About Montsouris
By Léo Ortuno
By Léo Ortuno
It’s difficult not to be charmed by Montsouris, an autumnal film in which two characters awkwardly try to make a documentary about a park. The event occurs as they’re looking for the mundane, and a first comic duo is followed by a second, equally farcical, one. With a masterful sequence shot and an unexpected reflexive epilogue, Guil Sela reveals his obvious mastery as a filmmaker in this gracefully modest film.
The Comic and the Mundane
“One day in Naples, my camera was stolen. Five minutes later I was with a couple of police officers. One of their phones rang and it was the main title theme of Game of Thrones. The situation was so far-fetched that I couldn’t help but laugh. Everything is like this. Life is full of those small logistical aggravations that upend any moment. For me, comedy is born in the ruthless retranscription of life’s little ironies.

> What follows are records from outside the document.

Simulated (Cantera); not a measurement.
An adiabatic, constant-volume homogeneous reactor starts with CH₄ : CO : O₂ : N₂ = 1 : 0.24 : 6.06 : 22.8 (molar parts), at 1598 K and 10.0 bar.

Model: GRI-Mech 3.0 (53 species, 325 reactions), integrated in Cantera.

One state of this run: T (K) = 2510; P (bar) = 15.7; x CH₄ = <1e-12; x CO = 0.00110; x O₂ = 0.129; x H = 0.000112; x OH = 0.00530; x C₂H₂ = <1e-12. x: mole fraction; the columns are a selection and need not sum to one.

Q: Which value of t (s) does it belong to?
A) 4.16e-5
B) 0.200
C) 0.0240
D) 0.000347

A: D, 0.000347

I also wanted to dedicate this film to my grandfather. He was a Holocaust survivor and managed to become an extremely witty person. He was a keen observer, interested in homo sapiens, and he kept a notebook in which he would jot down all the coincidences he happened to witness. Much like the film, it’s an ode to drivel, if you will. And maybe, if you pay attention to the little everyday things, to the mundane and coincidences, you end up addressing larger issues.”
“We film. Period.”
“Once you’ve shot something, you’ve captured an event, what are you supposed to do with the footage? Is our role merely to show what is there, or to say what we think one way or another? In other words: to judge. This question weighs on my mind. I know that society progresses and demands that artists be politically engaged. I do take part in current struggles, however, as a director, I have a hard time telling myself that I must map these ideas before filming. I believe it would result in a pastiche or an advert. Actually, the directors I admire don’t judge. One of the duos in the film shows you parts of that issue, and two possible answers. I couldn’t decide, but Montsouris shows this inner strife.”
Quick and easy
“This is the quickest, cheapest film that I have made. I was tired of waiting for funding for my projects and I had some 16mm film left from a shoot. I wanted to make a film with a sequence shot and two people who witnessed something. I didn’t know what that something would be yet, and that became the start of the film, showing that hesitation.
Then, everything happened very fast, the idea for Montsouris came to me late August last year and in November I’d finished editing. It was as if I remembered that being a director was first and foremost going out with a small camera and filming things.”